Falling supply voltages and rising supply currents are driving the adoption of distributed power architectures (DPAs) in a growing number of applications. In systems that were previously well served by centralized power schemes, evolving supply requirements are forcing a change. At the lower supply voltages and the higher current levels encountered in new designs, voltage drops across the power bus often become unacceptable. Even when conductors can be sized appropriately, parasitics may make it impossible to meet demands for a faster transient response from the supply. More and more, these factors necessitate the use of DPAs.
For designers seeking to implement DPAs, there are various modular power components that simplify power-supply usage at the system level. Packaged ac-dc front ends and dc-dc converters come in standard and nonstandard formats for operation at popular input and output voltage levels. These devices take into account the increasingly high standards being set by current and emerging applications. Vendors who manufacture the modular components face constant pressure from customers who demand smaller, more efficient power solutions at lower cost.
The performance and packaging of board-mounted dc-dc converters significantly impact DPA-powered systems. These factors become even more important as the system's complexity increases. OEMs are looking to pack circuit boards more densely in telecom and datacom equipment. Therefore, they're pushing power-supply vendors to lower the overall package height on board-mounted dc-dc converters.
One way to cut package height is to dispose of the heatsink. Many of the power converters now arriving on the scene have eliminated the extra metal. In many cases, this was done by switching from Schottky diode rectification to the more efficient synchronous rectification with MOSFETs.
They've improved efficiency even further by taking advantage of better MOSFET performance. Each new generation of MOSFETs offers enhanced on-resistance and gate charge characteristics, among other specifications. Some of these transistors have even been optimized for use in specific dc-dc converter applications. Smarter switching controllers and better power-management schemes have helped too.
Smaller ICs and discrete components have also contributed to the shrinking of converter packaging. Still, in many of the newer converter designs, thermal management has been the key to downsizing the package and losing the bulky heatsink.

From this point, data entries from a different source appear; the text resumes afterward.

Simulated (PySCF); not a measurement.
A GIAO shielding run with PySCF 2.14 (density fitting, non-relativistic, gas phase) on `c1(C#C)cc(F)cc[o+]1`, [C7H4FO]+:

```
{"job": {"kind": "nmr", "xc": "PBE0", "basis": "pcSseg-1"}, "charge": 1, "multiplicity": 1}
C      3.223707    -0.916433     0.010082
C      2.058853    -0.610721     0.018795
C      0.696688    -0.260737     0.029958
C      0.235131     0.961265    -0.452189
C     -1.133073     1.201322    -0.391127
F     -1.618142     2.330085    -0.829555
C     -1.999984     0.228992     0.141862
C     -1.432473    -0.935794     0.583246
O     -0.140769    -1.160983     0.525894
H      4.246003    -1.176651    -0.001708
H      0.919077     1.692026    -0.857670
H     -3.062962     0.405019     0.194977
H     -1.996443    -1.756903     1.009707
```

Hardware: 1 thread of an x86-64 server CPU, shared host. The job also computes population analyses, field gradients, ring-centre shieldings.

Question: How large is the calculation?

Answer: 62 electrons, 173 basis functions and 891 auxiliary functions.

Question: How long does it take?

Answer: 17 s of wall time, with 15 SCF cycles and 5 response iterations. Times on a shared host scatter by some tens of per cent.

After reading the latest converter specifications (see the table part 1, 2 and 3), designers may wonder whether the numbers reflect real-world performance or if power-supply developers are figuratively blowing smoke. In some cases, they're doing so literally, using wind-tunnel tests to optimize their physical designs and make the most of forced-air cooling.
Mounting Also A Factor
Power-supply vendors are battling it out to produce power converters with higher levels of output power in small form factors. Package size is not the sole focus, however. Suppliers are also migrating to surface-mountable packaging to lower manufacturing costs for their OEM customers. OEMs want to eliminate the extra processing steps required to assemble a through-hole power converter onto an otherwise all-surface-mount board.
Meanwhile, manufacturers of dc-dc converters are also addressing demands for greater reliability and the need to guarantee full output power over the application's temperature range. Besides boosting single-unit performance, suppliers are also recognizing the necessity for paralleling multiple units. Doing so enables higher output powers and fault tolerance. As a result, features such as current sharing, power-on sequencing, and N+1 redundancy are being incorporated into many models. Such functions make for a more seamless connection of units, simplifying control of operations and preventing operating glitches.
Some of the newly developed products offer faster transient response—a feature sought most aggressively by the microprocessor world. Moreover, work done for the motherboard in creating voltage-regulator modules (VRMs) has influenced the development of dc-dc converters in other ways. Consequently, converters with digitally programmable outputs are competing with the traditional fixed-output types. Of course, DPAs aren't just about dc-dc converters. Innovations in front-end ac-dc converters and front-end filters are also making the task of building DPA systems easier.
The issue of power efficiency is inextricably linked with available output power, package size and weight, mounting and air-flow requirements, reliability, and cost. Raising power-conversion efficiency means more available power for a given-size package and greater reliability due to reduced component heating. In addition, it minimizes the need for forced-air cooling and allows the front-end ac-dc converter to be downsized. Furthermore, if the reduction in power dissipation is sufficient, enhanced efficiency can eliminate the need for an external heatsink altogether. At the same time, construction of the dc-dc converter is greatly simplified.
SynQor's PowerQor Tera product series is an example of this. Replacing Schottkys with synchronous rectifiers raises efficiency levels to the point where the heatsink can be eliminated and an open-frame construction can be used (see the graph). As a result, the converter's potting material, casing, and metal baseplate are no longer necessary. The recently introduced half-brick version of PowerQor delivers 165 W at 3.3 V (or 60 A at voltages of 2.5 V and below), and yet stands only 0.4 in. high.
Low-profile packaging is a major concern for developers of space-critical, card-based systems. A potted converter with heatsink is likely to be the tallest component on the board. So it will dictate the minimum spacing between cards—and the number of cards that can be packed onto a backplane. According to Marty Schlecht, CEO of SynQor, some customers in the telecom/datacom markets want the total height of the converter with a heatsink to be no more than 0.7 in.
As indicated by some of the converters listed in the table, manufacturers are responding to the need for low package heights. A product introduced last fall, Lucent's JAHW/JAHC series of 50- to 100-W half bricks, offers a 0.4-in. package height. (For more information, visit www.lucent.com/networks/power/100wjhcjhw.html.) Due out later this year, PowerCube's QED series of 0.5-in. tall half-brick converters promises to deliver 150 W with air cooling.